LLM5200 - Names: other Lloyd’s-related expenditure: ‘Name level’ insurance: types of EPP
Since 1995, there have been two basic EPP policies. One
option is a quota share reinsurance, the other is an unlimited stop
loss policy with an excess. Annual premiums paid for either type of
policy are allowable as deductions in the tax year which
corresponds to the calendar year of payment, for example, a premium
paid in December 2005 for an EPP to cover death in 2006 is
allowable 2005-06.
If the policy provides that the Name’s estate has to
pay the first part of any losses, and that any excess of profits
over losses is refunded to the estate, then this is treated as a
stop loss policy. If the policy does not have these conditions,
then for tax purposes it may be a quota share policy within
FA93/S178 (1)(c).
Stop loss option
EPP stop loss policies are taxed in the same way as other stop
loss policies. The policy meets losses and cash calls made after
the date of death. Premiums payable in respect of unlimited stop
loss policies are allowable and recoveries payable are taxable in
accordance with the provisions of FA93/S178.

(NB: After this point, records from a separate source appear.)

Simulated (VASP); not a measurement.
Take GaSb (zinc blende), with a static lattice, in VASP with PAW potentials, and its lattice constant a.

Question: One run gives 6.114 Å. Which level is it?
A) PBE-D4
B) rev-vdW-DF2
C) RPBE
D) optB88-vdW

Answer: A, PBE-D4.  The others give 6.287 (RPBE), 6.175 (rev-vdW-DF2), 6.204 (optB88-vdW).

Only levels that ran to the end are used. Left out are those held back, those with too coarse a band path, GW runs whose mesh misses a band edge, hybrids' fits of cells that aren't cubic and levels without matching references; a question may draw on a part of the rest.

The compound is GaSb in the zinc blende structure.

For example a Name pays an EPP stop loss premium of £315
on a 2004 nil excess policy in June 2004 and dies in March 2005.
Relief is correctly claimed for the premium in 2004-05.
In June 2006, the 2003 underwriting account declares a loss
of £75,000 of which £50,000 is called in July 2006.
Centrewrite pays this amount in July 2006 – this is a
recovery by the estate under the policy. The balance of
£25,000 is not called until July 2007, when Centrewrite again
settles the claim.
Both payments by Centrewrite are taxable receipts of the
trade that arise in the same tax year as the losses which triggered
them (FA93/S178 (2)(b)). When the executors complete the
Lloyd’s Trust and Estate Pages for 2006-07, a stop loss
recovery of £75,000 should be included as a taxable
receipt.
Quota share option.
Under the quota share option, Centrewrite Ltd steps into the
shoes of the deceased and, with effect from the operative date,
assumes responsibility for settling losses, and receives and
retains all profit distributions. The policy enables the
Lloyd’s Deposit and SRF to be released shortly after death,
and the administration period of the estate is reduced accordingly.
Executors of members who died in 1997 and later years retain the
right to refunds of the members’ special contributions (
LLM5170). The Name (or rather, his
personal representatives) will be treated as having left
Lloyd’s. If the policy pays out losses or cash calls, for
contracts entered into before 17 April 2002, these payments will
not give rise to taxable receipts of the estate. See
LLM5210.
The EPP quota share arrangements are governed by the normal
tax provisions for this type of policy, so that premiums are
deductible under FA93/S178 (1)(c). The premium paid by the Name is
allowed as a deduction for the tax year corresponding to the
calendar year of payment (
LLM5180).
Under the quota share option, the Lloyd’s Deposit will
normally be released fairly shortly after death, and this leads to
a cessation for tax purposes (FA93/S179). The rules outlined in
SI1995/353 apply on cessation, so that, for example, if the Name
does not have a Lloyd’s Deposit to release, then entering a
quota share policy can also trigger cessation for tax purposes
(regulation 9(7) of SI1995/353).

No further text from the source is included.